My dad built the playground. He hand carved the school’s sign. My mom owned and operated the cotton candy machine that was the highlight of the school’s annual Halloween party. Owning that machine was equivalent to having a Ferris wheel in your backyard.

My point is, I realized at a young age what the PTA really stood for: Protecting The Assets. So this year I promptly handed over $5 to Ava’s elementary school to secure my membership in a club that I thought would guarantee my pig-tailed asset special treatment.

Yeah, me and 1,400 other people.

“Were we supposed to dress up?” my husband Ray lamented as we pulled into the school parking lot bustling with families looking as if they came directly from a SEARS portrait sitting.

Dress up? In 1982, all you had to do was show up.

Yes, times have changed. Today numerous letters and emails are sent home, inviting parents to the meeting. In the good old’ days you invited only the people you liked and you did so by untraceable means: word-of-mouth. And now there’s an itinerary, a guest speaker, a PowerPoint presentation with clip art from Windows 95 and, worst of all, the use of parliamentary procedure.

Nothing seems more out of place than parliamentary procedure conducted in an overcrowded gymnasium that looks and sounds like the mall soft play area on a school holiday. It seems that nowadays, parents are “encouraged” to bring their children to the meeting, but their children are not encouraged to roam freely, set fires in garbage cans or stuff paper towels into the sink drains. Instead, children are encouraged to sit quietly in a roomful of their peers and endure sixty minutes of parentspeak.  Needless to say, only those placated by smart-phone technology succeed.

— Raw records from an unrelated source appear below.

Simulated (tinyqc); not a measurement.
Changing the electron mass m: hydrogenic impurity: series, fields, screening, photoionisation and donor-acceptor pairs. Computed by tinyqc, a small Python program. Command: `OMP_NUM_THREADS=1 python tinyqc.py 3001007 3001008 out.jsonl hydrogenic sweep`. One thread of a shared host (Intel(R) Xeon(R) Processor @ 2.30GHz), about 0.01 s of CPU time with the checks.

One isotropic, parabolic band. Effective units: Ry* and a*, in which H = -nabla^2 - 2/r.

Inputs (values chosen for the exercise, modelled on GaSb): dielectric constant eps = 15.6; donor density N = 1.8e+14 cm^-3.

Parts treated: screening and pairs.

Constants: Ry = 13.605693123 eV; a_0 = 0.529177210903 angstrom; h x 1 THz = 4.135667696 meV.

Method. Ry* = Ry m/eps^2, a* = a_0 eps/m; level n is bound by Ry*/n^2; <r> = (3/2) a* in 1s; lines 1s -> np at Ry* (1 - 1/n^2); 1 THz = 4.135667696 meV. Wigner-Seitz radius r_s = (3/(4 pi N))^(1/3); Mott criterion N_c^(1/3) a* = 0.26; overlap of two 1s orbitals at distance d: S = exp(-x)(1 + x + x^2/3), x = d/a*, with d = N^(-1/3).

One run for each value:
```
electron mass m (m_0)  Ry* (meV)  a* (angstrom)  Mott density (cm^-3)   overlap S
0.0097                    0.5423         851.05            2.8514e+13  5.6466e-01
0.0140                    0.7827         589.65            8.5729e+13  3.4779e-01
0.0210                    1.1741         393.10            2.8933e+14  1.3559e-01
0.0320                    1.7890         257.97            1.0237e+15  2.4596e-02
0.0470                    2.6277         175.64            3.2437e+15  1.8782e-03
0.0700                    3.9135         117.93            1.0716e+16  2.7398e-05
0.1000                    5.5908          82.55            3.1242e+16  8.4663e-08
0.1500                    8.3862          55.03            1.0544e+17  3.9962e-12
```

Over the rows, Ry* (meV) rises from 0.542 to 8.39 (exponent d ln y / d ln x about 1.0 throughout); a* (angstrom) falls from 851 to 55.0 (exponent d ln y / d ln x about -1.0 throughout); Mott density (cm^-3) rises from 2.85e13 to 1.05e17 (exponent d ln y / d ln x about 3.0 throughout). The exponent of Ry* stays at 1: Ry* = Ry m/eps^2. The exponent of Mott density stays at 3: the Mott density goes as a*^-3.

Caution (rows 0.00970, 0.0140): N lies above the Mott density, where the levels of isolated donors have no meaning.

I took notes. I smiled and nodded attentively at the guest speaker hoping he would see me from the nosebleed section and later ask my name, write it down and pass it up the chain. The woman in front of me played on her phone. Some yelled at their children to give their phones back so they could play Angry Birds. Most talked amongst themselves. I wanted to revoke their membership rights then and there. I wanted to take back the PTA night – directly back to 1982.

Mostly I wanted to run to the closet and pull out a beaded jump rope and hang myself with it, but I’m sure like everything else those ropes have been replaced by better and safer cloth versions that feel warm and fuzzy around your neck. I don’t want warm and fuzzy. I want cutthroat.

PTA today is like Facebook. Anybody can join. This parental over-saturation only means one thing: my child is one of many. A plebe. A cog in the machine. A part of a – gasp! – democracy.

Where’s the favoritism? The bias? Is nepotism really dead?

No, in spite of what I’ve seen, I still believe it is alive and well. And it comes in the form of a cotton candy machine.